Author: Jim Metzler, Ashton Metzler and Associates

As an analyst, I advise Fortune-500 enterprises on network transformation. Some questions I keep getting asked are, why do Cloud applications perform poorly? What will happen when I migrate my entire workforce to Office365? And, how are some of the trailblazing enterprises tackling the networking issues tied to Cloud. In order to understand the crux of the problems, one must dig deeper into the WAN legacy.

The modern WAN got its start in 1969 with the deployment of the ARPANET which was the precursor to today’s Internet. In addition to the continued evolution of the Internet, the twenty-year period that began around 1984 saw the deployment of four distinct generations of enterprise WAN technologies:

  • Time Division Multiplexing (TDM);
  • Frame Relay;
  • Asynchronous Transfer Mode (ATM);
  • Multi-Protocol Label Switching (MPLS).

Unfortunately, there hasn’t been a major new WAN technology introduced into the market in over a decade. Enterprise networks, today, have been consolidating to two WAN services: MPLS and the Internet. Yet, enterprise applications have gone through a large-scale shift with rapid Cloud adoption. So, how can the WAN keep up when application models are changing in revolutionary ways? Lets investigate. (For in-depth understanding, you should download my 2015 WAN Architecture and Design Report).

The traditional approach to designing a branch office WAN is to have low-speed access to a service provider’s MPLS network at each branch office and to have one or more higher speed links at each data center. In this design, it is common to have some or all of a company’s Internet traffic backhauled to a data center before being handed off to the Internet. This design was widely adopted years ago when the vast majority of an organization’s traffic was intra-company data traffic that flowed between branch office and data center.

I recently co-authored a report entitled The 2015 State of the WAN Report. That report contained the results of a survey that was recently taken by over 100 IT professionals. I asked the survey respondents to indicate how much of their Internet traffic was backhauled. Half the respondents indicated that they backhaul the majority of their Internet traffic and 40% of the respondents indicated that they backhaul more than 80% of their Internet traffic.

Backhauling Internet traffic enables a network organization to have control over this traffic prior to handing it off to the Internet. However, one of the limitations of this design is that since the Internet traffic transits the MPLS link, this adds both cost and delay. One of the key trends in our industry is the continually increasing use of public cloud services. The State of the WAN Report contained the results of a question that asked the respondents to indicate which applications were driving the biggest increases in the use of the Internet. By a wide margin, the biggest driver was public cloud services.

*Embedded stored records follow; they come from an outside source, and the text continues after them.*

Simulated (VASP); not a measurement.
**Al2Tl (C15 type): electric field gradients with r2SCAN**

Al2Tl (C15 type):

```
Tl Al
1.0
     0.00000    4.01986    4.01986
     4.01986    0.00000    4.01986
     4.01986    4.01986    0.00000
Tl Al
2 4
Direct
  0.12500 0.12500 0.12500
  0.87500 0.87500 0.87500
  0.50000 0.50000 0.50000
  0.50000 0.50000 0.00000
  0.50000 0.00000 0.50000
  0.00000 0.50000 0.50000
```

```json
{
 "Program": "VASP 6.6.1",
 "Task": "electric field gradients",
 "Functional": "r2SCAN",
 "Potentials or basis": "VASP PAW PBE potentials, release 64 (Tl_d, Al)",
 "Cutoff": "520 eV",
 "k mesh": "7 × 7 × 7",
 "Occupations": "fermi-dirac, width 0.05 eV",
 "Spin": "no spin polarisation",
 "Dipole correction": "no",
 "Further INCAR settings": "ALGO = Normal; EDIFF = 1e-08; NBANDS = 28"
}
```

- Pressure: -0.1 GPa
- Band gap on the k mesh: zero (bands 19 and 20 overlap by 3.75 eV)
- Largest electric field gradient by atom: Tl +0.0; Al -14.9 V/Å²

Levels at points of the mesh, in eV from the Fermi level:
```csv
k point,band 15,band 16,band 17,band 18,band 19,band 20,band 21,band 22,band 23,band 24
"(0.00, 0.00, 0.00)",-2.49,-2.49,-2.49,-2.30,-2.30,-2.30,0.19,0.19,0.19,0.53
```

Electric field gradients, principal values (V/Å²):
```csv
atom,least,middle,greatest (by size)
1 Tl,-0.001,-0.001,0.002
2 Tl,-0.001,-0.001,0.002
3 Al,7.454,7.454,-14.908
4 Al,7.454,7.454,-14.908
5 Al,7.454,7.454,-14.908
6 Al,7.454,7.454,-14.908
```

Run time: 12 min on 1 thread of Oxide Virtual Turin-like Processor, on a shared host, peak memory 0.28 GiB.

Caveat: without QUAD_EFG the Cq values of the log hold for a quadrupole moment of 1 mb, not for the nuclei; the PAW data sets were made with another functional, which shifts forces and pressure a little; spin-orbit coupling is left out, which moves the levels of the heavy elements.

Cloud providers strive to improve application performance with multiple options, like, global DNS, geographical distribution of data centers, direct peering, and more. But, the rigid manner in which WANs have been architected tends to nullify the benefits of these methods. The vendors that have solved these problems have done so by bringing forward a dynamic new architecture that is changing the WAN in a way that is similar to how virtualization transformed compute. This new approach is called Software-Defined WAN and I will get into the solution details in later blogs.

The growing use of public cloud services isn’t the only reason why the traditional WAN design model is under attack. In addition to the constant pressure to reduce cost, other reasons include the growing requirement to carry increasing volumes of intra- and inter-company voice and video traffic, increase security and improve application performance. In subsequent blogs I will continue the discussion of the WAN – where is it now and where is it heading?